The Year 2023, Before & Beyond
In the beginning, there was Greensaw, my construction company. 1205 S. 8th Street, my rowhome I renovated and sold for a tugboat in Alaska. A blue Toyota 4Runner bought off Ebay for 1500 bucks that spirited me, at times at the speed of 35 mph as we climbed the Rockies, across the country. Around this time, in fall of 2011, I started this blog.
The other day I took a moment to reconnect with the posts, from the beginning. It goes without saying that the project ended up in tears – not so much in happiness or sadness, but at the sheer capriciousness of fate, how nothing and everything could have been predicted.
In other words, if I had come across you at a truck stop outside of Des Moines and we sat in a booth drinking coffee and you slid across to me a black and white photo of a curly-haired girl with no front teeth and you said that she, one day, will be your child, and you would be the one to snip the line connecting her to her mother. There she is, standing in a flower dress in front of a post and rail fence that you built with your wife in Sitka, Alaska, harvesting the yellow cedar from the surrounding rainforest. What would I have said in return? Most likely that you’re off your damn rocker. I would have finished my dank, cold coffee, thrown down a bill or two, and gotten back on the road.
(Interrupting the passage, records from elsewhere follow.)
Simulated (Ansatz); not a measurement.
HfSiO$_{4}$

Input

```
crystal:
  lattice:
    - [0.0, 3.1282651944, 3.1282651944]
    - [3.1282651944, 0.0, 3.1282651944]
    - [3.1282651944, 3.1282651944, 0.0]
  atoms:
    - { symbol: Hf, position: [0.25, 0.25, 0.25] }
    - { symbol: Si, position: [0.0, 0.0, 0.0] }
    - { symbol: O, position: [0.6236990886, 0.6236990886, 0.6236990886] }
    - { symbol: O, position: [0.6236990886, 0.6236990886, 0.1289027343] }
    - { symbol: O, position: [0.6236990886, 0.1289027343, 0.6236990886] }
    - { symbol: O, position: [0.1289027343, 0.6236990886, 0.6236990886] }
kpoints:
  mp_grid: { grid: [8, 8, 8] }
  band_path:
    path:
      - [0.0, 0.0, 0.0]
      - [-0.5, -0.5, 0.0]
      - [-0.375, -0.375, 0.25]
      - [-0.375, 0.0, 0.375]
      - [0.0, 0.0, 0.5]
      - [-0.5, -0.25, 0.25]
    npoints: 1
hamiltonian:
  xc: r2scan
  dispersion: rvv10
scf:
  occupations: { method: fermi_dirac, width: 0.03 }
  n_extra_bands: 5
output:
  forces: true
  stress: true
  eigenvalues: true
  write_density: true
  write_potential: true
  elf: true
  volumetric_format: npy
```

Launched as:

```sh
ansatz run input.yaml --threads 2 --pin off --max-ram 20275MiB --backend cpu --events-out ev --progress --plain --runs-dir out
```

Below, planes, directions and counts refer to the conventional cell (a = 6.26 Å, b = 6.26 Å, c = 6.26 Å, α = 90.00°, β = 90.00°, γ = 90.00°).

After all, that’s when I started writing this, in fall of 2011. I sold the Philly rowhome I spent five years renovating to move to Alaska to take on a 100-foot World War II Army Harbor tugboat called the Adak. Loaded up the dog and headed west to Alaska, where the tug waited, purchased for 45k on fire sale. In October of 2012 I met Rachel while teaching Cuban salsa. (Once more the glory of Alaska – you do things you really have no right doing – aka teaching salsa and thinking that this brilliant, beautiful woman from New Jersey might go actually go on a date with you.)
Three years later, on May 21st 2015, Haley Marie entered our lives with her outsized marble eyes. Then Kiera-Lee aka “Kiki” 17 months later.
In September 2018 we moved to Russia for a year, came back, and got surprised by wee Quinn Mary Jo Anguria Jones a year later. Life, in all its non compos mentis Thunderdome glory, was in full swing.
Never – even in my most altered, prescient state – could I have predicted such a trajectory. Looking into the mirror in Sitka to see a South Jersey gal staring right back at me. Publishing The Alaskan Laundry with Houghton Mifflin, then Whispering Alaska with Penguin/Random House, seeing it win the 2021 Green Earth Book Award. Now in the process of selling Americans in Siberia. At the moment my dream editor reads, so please light a candle.
It’s been a ride, I’m not sure how else to put it. Though I have “put it” here in the blog, and I’m happy for that, that I will have this record, that the girls and Rachel will have this record of a life built not straight up, certainly, but built well and with love.
With that comes recognition of folks who continue to get on my about publishing these dispatches. Ellen Brooks, for one, and so many others. Thanks for staying on me, and for continuing to read even with all the dead deer photos and images of butchering. Even after all the false starts, or what seemed like false starts turning into doors, doors with thresholds worn down like soap because – lo and behold, these doors had always been there, people treading through them across the ages (to borrow an image from Cormac McCarthy.) And now it was my turn. As it turns out nothing like the kid, but something. At the very least.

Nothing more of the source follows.